NEW YORK—Ramtron International Corp. Wednesday (July 6) announced broad sampling of its 64-kilobit ferroelectric random access memory (FRAM), billed as a drop-in replacement for 64-Kb EEPROM.
Ramtron's 64-Kb FM24C64C, built on the company's manufacturing line at IBM Corp., is suited for nonvolatile memory applications that require frequent or rapid writes, according to Ramtron (Colorado Springs, Colo.). In May, after several delays, Ramtron announced it was sampling its first products made by IBM under a foundry agreement.
FM24C64C is a 5-volt serial FRAM device that performs at bus speed without write delays, and supports up to 1 trillion read/write cycles—1 million times more than a comparable EEPROM device—Ramtron said. The FM24C64C offers low operation with 100 µA active current (at 100 kHz) and only 4 µA typical standby current, according to Ramtron.

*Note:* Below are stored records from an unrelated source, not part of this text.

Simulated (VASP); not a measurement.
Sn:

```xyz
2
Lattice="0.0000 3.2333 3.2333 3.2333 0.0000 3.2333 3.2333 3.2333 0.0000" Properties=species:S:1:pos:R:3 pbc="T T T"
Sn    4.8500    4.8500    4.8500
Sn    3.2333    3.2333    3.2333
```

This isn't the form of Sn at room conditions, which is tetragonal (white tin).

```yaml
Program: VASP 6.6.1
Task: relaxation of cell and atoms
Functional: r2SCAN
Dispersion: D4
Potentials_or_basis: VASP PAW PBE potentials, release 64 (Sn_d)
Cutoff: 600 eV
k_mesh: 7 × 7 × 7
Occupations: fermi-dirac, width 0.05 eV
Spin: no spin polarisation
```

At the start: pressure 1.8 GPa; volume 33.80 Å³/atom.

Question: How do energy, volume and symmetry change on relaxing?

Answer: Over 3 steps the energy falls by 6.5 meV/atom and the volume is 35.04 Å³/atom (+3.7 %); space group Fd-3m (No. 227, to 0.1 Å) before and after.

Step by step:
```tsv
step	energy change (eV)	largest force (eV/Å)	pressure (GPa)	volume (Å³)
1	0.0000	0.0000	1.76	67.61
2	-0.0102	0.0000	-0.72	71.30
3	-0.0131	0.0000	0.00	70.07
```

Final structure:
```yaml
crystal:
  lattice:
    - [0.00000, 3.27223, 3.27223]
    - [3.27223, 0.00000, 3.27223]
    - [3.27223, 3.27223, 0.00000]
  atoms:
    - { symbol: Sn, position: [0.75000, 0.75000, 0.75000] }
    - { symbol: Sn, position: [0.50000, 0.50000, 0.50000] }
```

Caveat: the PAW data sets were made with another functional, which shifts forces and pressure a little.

The FM24C64C features a serial I2C interface, has an active current of 100 µA, and performs up to 1-MHz bus frequency, Ramtron said. The device is offered in an industry standard, RoHS compliant 8-pin SOIC package and operates over the industrial temperature range of -40°C to +85°C, the company said.
64kb seems a bit low for today's embedded system. There are still various areas that the memory will be really useful. If the memory can further be embedded into a MCU, the application area will all of sudden widen. Nonetheless, business is business. price is still one of the key factors.